• About
  • Blog
  • Gallery
  • Book/Appearances
  • Plant Based Recipes
  • Contact
Menu

T

Street Address
City, State, Zip
Phone Number
It doesn't matter how I feel, I will do it anyway.

Taryn Spates

T

  • About
  • Blog
  • Gallery
  • Book/Appearances
  • Plant Based Recipes
  • Contact

The Boston Build - How To Escape From Quicksand

March 31, 2026 Taryn Spates

While lying in bed on Sunday night smiling after running a steady eighteen and a half miles earlier in the day, I couldn’t imagine how I would be able to run twenty-six point two miles any faster on April 20th? I have run many marathons, some might say too many, and most of them have been completed at a quickish pace of time ticking on the clock, certainly faster than during training runs, but those memories felt like dusty ancient history on Sunday, truly, as I was drifting off toward slumber, I couldn’t help but wonder, was that me? Of course, the answer is yes, and no.

The last four occasions that I’ve run the Boston marathon my body was much more intact, and as a genuinely middle-aged human being, (I turned forty-six and a half on St. Patrick’s Day), I know the sensations of injury, fitness, fatigue, elation, satisfaction, suffering, and joy very well, (some of them too well), but I appreciate them all, because I’d rather feel something, even defeat and disappointment, than nothing at all.

I’ve learned that pain is temporary, but numbness is powerful and paralyzing; not believing in a reason to keep going is like slipping into quicksand, panicking and flailing while being stuck in place.

Pre run mobility.

I am familiar with being stuck. I loathe that feeling. However, the way to escape quicksand is to slow down, stay calm, and move slowly to loosen up the constricting sand. I don’t know if I would’ve escaped my own quicksand scenario(s) if I didn’t allow my body and mind to slow down, stay calm, and metaphorically loosen the constricting sand around my damaged limbs and fragile psyche, but I am grateful that I did because I believe that is how I can keep moving forward today.

It hurt, it still hurts, to feel broken, violated, and unsure of who can be trusted, but pain is a magnificent teacher, it taught me to endure discomfort, to believe in myself, to trust that I am evolving as a runner, athlete, friend, person, and naturally to accept that I will get stuck again, but that I won’t stay stuck for long, because I believe in a reason to keep going, I want to.

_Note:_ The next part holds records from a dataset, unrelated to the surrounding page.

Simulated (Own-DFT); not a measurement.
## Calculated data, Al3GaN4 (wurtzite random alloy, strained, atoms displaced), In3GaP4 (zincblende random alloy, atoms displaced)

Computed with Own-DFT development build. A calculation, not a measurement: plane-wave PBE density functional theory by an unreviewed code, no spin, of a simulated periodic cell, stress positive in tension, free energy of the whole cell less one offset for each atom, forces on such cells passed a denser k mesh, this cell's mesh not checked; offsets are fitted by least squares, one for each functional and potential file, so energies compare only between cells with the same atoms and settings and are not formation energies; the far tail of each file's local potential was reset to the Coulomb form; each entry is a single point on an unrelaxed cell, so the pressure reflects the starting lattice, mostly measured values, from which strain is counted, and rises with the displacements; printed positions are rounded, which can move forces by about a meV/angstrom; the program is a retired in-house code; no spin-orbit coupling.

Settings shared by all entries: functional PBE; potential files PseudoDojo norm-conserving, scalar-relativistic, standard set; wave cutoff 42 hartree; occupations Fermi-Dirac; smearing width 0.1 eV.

I still wonder if I can run faster than I did last Sunday during the marathon, but I know that injecting some speed into upcoming workouts these next few weeks will be a fun, and potentially fruitful way to try.

Stay tuned…

I changed things up last week by reading the screenplay for one of my favorite films, The Hours by David Hare. I am flushing out an idea and kicking off my own screenplay project so studying and enjoying this gorgeous, yet tragic story adapted for the screen from the novel by Michael Cunningham made for an emotionally riveting afternoon at Starbucks. I highly recommend watching the movie as well.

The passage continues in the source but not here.